Packing chocolates
The purpose of this activity is to engage students in applying their knowledge of three-dimensional solids to solve a package and packing problem.
About this resource
This activity assumes the students have experience in the following areas:
- Find the areas of triangles.
- Find the volumes of triangular prisms.
- Work with metric units for length, area, and volume.
- Create nets for solids.
The problem is sufficiently open-ended to allow the students freedom of choice in their approach. It may be scaffolded with guidance that leads to a solution, and/or the students might be given the opportunity to solve the problem independently.
The example responses at the end of the resource give an indication of the kind of response to expect from students who approach the problem in particular ways.
Packing chocolates
Achievement objectives
GM5-3: Deduce and use formulae to find the perimeters and areas of polygons and the volumes of prisms.
GM5-6: Create accurate nets for simple polyhedra and connect three-dimensional solids with different two-dimensional representations.
Required materials
See Materials that come with this resource to download:
- Packing chocolates activity (.pdf)
Activity
Task: A chocolate manufacturer produces bars shaped in a triangular prism of length 12 cm. The cross section of the bars is an equilateral triangle of side length 4 cm.
- Design a net for the packaging of the individual bars.
- The packaged bars are to be put into boxes that are 40 x 40 x 40 cm3. Find the maximum number of bars that can be packed into each box.
The following prompts illustrate how this activity can be structured around the phases of the mathematics investigation cycle.
Make sense
Introduce the problem. Allow students time to read it and discuss it in pairs or small groups.
- Can I draw or sketch the situation? (Drawing the triangular prism and cube box may be useful.)
- What information has been given?
- Is there anything missing?
- Is there an order to solving the problem?
- What do I need to find out?
Plan approach
Discuss ideas about how to solve the problem. Emphasise that, in the planning phase, you want students to say how they would solve the problem, not to actually solve it.
- What are the maths skills I need to work this out? (Finding the volume of a triangular prism and cuboid will be needed. Creating nets for prisms is also needed.)
- How could I show this problem using numbers, pictures, graphs, tables, or materials? (Physically making the triangular prism will be helpful.)
- Which of these strategies should I pursue?
- What tools (digital or physical) could help my investigation?
Take action
Allow students time to work through their strategy and find a solution to the problem.
- Have I shown my workings in a step-by-step way?
- Does my answer seem correct? Is it close to my estimation?
- How could I make sure that I haven’t missed anything? (Particularly, is there another way to pack the packets into the box?)
- How do my results look different from others? Why could this be?
- Does my solution answer the question?
- Is there another possible answer or way to solve it?

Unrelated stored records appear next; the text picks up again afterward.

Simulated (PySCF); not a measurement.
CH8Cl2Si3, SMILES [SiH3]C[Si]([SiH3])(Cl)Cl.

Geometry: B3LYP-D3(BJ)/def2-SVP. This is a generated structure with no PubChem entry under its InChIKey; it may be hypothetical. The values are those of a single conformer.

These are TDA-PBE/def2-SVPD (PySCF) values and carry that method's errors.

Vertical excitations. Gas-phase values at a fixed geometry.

Convince yourself and others
Allow students time to check their answers, and then either have them pair share with other groups or ask for volunteers to share their solution with the class.
- What is the solution?
- Show and explain how you worked out your solution.
- Can others see how I worked it out?
- Which representation (text, table, graph, numbers, diagram, or equation) will be easy to understand?
- Which ideas would convince others that my findings answer the investigation question?
Examples of work
The student produces a net that meets the specifications given. The student follows instructions to solve a packing problem involving volumes that need to be calculated.
The student produces a net that meets the specifications given. The student solves a packing problem involving volumes that need to be calculated.